Renters are expected to be favoured in a government Housing White Paper due out tomorrow.
The White Paper aims to give renters a better deal, offering them more security, and to ensure that developers offer more homes at an affordable rent, according to unofficial leaks reportedly seen by The Observer newspaper.
Under the plans, the government is expected to offer incentives to encourage landlords to provide more secure, family-friendly tenancies, with guaranteed three-year tenancies.
The government also reportedly plans to make it easier for developers to plan ‘build to rent’ schemes so that homes can be more affordable.
The Observer quotes communities secretary, Sajid Javid, as saying: “We are determined to make housing more affordable and secure for ordinary working families and have a rental market that offers much more choice.
“We understand people are living longer in private rented accommodation which is why we are fixing this broken housing market so all types of home are more affordable. These measures will help renters have the security they need to be able to plan for the future while we ensure this is a country that works for everyone.”

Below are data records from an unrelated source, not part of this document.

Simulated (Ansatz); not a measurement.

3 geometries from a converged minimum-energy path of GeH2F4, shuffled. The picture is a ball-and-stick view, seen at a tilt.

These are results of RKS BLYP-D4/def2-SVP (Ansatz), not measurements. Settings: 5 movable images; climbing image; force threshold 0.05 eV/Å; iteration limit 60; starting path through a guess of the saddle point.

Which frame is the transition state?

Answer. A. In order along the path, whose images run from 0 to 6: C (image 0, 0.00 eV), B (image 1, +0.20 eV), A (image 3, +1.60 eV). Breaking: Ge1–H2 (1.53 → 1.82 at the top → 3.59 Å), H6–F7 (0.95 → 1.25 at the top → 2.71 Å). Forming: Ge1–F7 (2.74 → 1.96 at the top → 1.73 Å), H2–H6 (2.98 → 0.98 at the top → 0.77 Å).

“The number of households renting has doubled since 2001”
Commenting on the reports, Jeremy Blackburn, head of policy at RICS (the Royal Institution of Chartered Surveyors), says: “The Private Rented Sector became a scapegoat under the previous Prime Minister, and because of that it suffered. We warned the Housing Minister that unless urgent action was taken there would be a 1.8 million shortfall of rental homes by 2025.
“It seems that now we have a listening government, with a Prime Minister and Cabinet who are willing to heed the advice of industry and take the action needed to solve Britain’s housing crisis.
“With increasingly unaffordable house prices, the majority of British households will be relying on the rental sector in the future. The number of UK households renting property doubled from 2.3 million in 2001 to 5.4 million in 2014. Yet the previous Prime Minister took measures to dampen the demand for buy-to-let investments by making changes to the Stamp Duty threshold. This further reduced supply, arguably making a 2025 rental supply crisis more likely.
“If initial reports are to be believed, the White Paper’s focus on build to rent looks set to overcome the shortfalls of previous administrations and potentially create a housing market that is genuinely affordable for all.
“But a word of caution, we must not forget about the individual landlords who drive the rental market. The government must also look to overturn the punitive stamp duty reforms that turned so many smaller landlords away from a crucial sector for our country.”